We set it up as a problem in two independent variables.

$$x_1=a_1t+b_1$$ $$y_1=c_1t+d_1$$ $$x_2=a_2\lambda+b_2$$ $$y_2=c_2\lambda+d_2$$

So given $\lambda$ and $t$, we have a distance function:

$$d(t,\lambda)^2=S(t,\lambda)=[(a_1t+b_1)-(a_2t+b_2)]^2+[(c_1\lambda+d_1)-(c_2\lambda+d_2)]^2$$

The total derivative of S is $dS=\frac{\partial S}{\partial t}dt+\frac{\partial S}{\partial \lambda}d\lambda$.

Intuitively if imprecisely: In the one dimensional case, $dy=f'(x)dx.$ Why do we need $f'(x)=0$? Because $\Delta y\approx f'(x)\Delta x$. Whether we have a positive or negative value of $\Delta x$, function values are greater are less than their values at x. So we have a y value that's greater than or less than $f(x)$ "close" to $(x,f(x))$. Consequently, $f(x)$ is not a local minimum or a local maximum. If we want local extrema, we need $f'(x)=0$ at our extrema candidate. We also need to be mindful of possible extrema occurring at extreme allowable values of the independent variables, in this case, $\lambda$ and $t$.
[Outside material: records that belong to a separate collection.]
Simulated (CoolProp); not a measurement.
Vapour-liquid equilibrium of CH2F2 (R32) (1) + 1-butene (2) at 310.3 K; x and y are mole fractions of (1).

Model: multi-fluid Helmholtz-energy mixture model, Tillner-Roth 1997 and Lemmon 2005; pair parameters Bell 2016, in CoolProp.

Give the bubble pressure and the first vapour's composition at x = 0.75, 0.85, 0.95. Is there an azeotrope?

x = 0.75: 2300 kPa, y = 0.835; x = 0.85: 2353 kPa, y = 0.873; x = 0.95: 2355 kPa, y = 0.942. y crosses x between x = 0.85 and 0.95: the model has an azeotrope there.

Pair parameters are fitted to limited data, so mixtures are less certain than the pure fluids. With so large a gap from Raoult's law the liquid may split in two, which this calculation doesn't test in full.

By similar reasoning, we need $\partial S/\partial t=0$ and $\partial S/\partial \lambda=0$.

So:

$$\frac{\partial S}{\partial t}=0=2(a_1-a_2)[(a_1-a_2)t+(b_1-b_2)]$$ $$\frac{\partial S}{\partial \lambda}=0=2(c_1-c_2)[(c_1-c_2)\lambda+(d_1-d_2)]$$

We solve for $t$ and $\lambda$ to get are local extrema candidates. Our extreme t and lambda are positive and negative $\infty$ for each. We know the lines are either parallel, skew, or they intersect, so we have trivial maxima at these extremes and we can prove that there are no minima.

We plug our $\lambda$ and $t$ into $S(t,\lambda)$ to find the square of our minimum distance. If this is zero, we have an intersection, otherwise, our lines are skew.